This is an invitation to come along to the launch of Walk with Gandhi: Bóthar na Saoirse, especially if you’ve never been to a book launch before.
What happens at a book launch? Are there speeches and platitudes? Do people sip wine politely and then ask for a signed copy of the book? And then go home and not even read the book? That would be a waste of time.
This launch is going to be different because it celebrates someone who is still a glowing torch for mankind – and he found the light within, within himself, and without – in the incredible people and panorama of his own country, India. And the launch is rounded off with a ticketed event of classical Indian music and traditional Irish music. Not a bad way to spend a Sunday evening?
Happy Anniversary?
It’s the 150th anniversary of the birth of Mahatma Gandhi and his wife Kasturba, both born in 1869. I mention Kasturba not only as the Mahatma’s fellow campaigner for human rights and political emancipation, often imprisoned for her beliefs, but also because Gandhi was greatly influenced by the Suffragette Movement – until the suffragettes departed from passive resistance. Smashing Mr Asquith’s windows was not part of the overall Gandhian vision!
It is sometimes suggested that Gandhi had a precursor in our own Daniel O’Connell (1775- 1847), the Liberator. Both addressed ‘monster meetings’ in as peaceful a manner as possible; both were lionised by the masses, had a background in law and familiarized themselves with London, the seat of Empire. But there the comparison ends. It is hard to imagine Gandhi fighting a duel, for instance, and the physical appetites of both (or their responses to them) were entirely different!

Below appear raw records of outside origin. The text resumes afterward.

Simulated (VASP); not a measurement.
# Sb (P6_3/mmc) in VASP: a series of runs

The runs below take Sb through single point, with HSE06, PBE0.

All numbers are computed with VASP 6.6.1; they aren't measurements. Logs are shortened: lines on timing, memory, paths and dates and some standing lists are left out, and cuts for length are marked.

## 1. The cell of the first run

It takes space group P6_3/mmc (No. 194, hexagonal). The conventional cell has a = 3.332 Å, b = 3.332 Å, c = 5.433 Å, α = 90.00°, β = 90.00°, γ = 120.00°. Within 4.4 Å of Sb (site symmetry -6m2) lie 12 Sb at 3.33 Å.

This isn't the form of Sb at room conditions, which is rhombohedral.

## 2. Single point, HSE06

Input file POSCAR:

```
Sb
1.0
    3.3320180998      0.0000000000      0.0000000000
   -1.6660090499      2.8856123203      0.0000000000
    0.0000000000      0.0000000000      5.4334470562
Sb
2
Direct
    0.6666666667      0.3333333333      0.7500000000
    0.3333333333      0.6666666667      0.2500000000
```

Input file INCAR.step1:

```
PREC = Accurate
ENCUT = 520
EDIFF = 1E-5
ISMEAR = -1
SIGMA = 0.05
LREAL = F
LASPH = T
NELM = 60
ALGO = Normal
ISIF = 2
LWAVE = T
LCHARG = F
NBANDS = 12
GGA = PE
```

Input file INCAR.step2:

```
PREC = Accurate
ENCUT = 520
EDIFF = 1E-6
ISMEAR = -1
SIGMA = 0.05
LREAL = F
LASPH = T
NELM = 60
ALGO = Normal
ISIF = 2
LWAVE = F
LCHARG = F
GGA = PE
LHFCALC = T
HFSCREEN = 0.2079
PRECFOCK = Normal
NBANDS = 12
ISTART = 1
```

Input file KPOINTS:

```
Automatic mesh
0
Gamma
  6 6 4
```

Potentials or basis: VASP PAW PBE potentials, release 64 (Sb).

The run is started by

O’Connell turned his back on the world of his aunt, Eibhlín Dubh Ní Chonaill, creator of the Lament, Caoineadh Airt Uí Laoghaire which Peter Levi, former Professor of Poetry at Oxford, described thus: ‘I think it is the greatest poem written in these islands in the whole eighteenth century.’ One could go further than ‘these islands’ and call it a treasure of world literature.
Free of British Culture
O’Connell said of Irish, ‘I am sufficiently utilitarian not to regret its gradual abandonment.’ Gandhi wouldn’t dream of such cultural treason. In fact, like our own Gaelic Leaguers, contemporaries of his, he argued for the de-anglicisation of India: ‘he had always said that real independence for India was not just to become free from British rule. It was also to become free of British culture.” (Vedic Ecology: Practical Wisdom for Surviving the 21st Century, by Ranchor Prime, Mandala 2002).
Gandhi’s Vision
Let’s return to Gandhi’s vision. He saw passive resistance as a tactic that stretched back to the trial of Socrates in ancient Athens. The thread of passive resistance weaves its wondrous way from ancient Greece, all the way up to Thoreau, Ruskin and Tolstoy and continues after Gandhi’s day, manifesting in the thoughts and deeds of Martin Luther King, Nelson Mandela, leaders of the Civil Rights Movement in Northern Ireland, Solidarnosc . . . Hong Kong dissidents seemed to be Gandhian in their attitudes before violence took over. Or are all these connections mere fanciful myth making?
Walk with Gandhi
Could an author or illustrator expect a better review than the one which appeared in The Wire (here)? I was relieved that the book was so well received in Gandhi’s homeland.
Is Gandhi relevant today? One word defined his life-long mission, satyagraha, which could be nicely translated into Irish as ‘fórsa na fírinne’, or truth-force, something which doesn’t seem to be the driving force behind the leaders on either side of our brine-washed (not yet fully brain-washed) island.
Gandhi is relevant today in his championing of peaceful, simple lifestyles, egalitarian economics, pluralism, tolerance, respect for animals, grassroots democracy, mindfulness, and civil disobedience, not just in his words – his writing come to 90 volumes – but in his extraordinary deeds, political theatre at its most imaginative, tactical level.
I originally wrote Walk with Gandhi: Bóthar na Saoirse for young adults and was tempted to use a martial arts analogy to explain Gandhi’s tactics, namely deflecting the force of the British Empire back on itself. But there’s no need for that. Gandhi was spiritually and culturally steeped in ahimsa, non-violence.
The scripture which most influenced his thinking – and feeling – was the Bhagavad Gita, which he called his “mother”, a scripture which has a battlefield as backdrop.
Kashmir is one of the most militarised zones on earth. It is home to Masood Hussain whose spectacular watercolours illustrate Walk with Gandhi: Bóthar na Saoirse, published by Gandhi 150 Ireland. He has been shut off from the outside world since the fifth of August. Kashmir is in lockdown. I’ll be thinking of him when we launch our book in Liberty Hall, 6.30 pm, this coming Sunday evening, an event which kicks off the annual IMRAM literary festival. Come along and enjoy some liberty. We can’t take it for granted.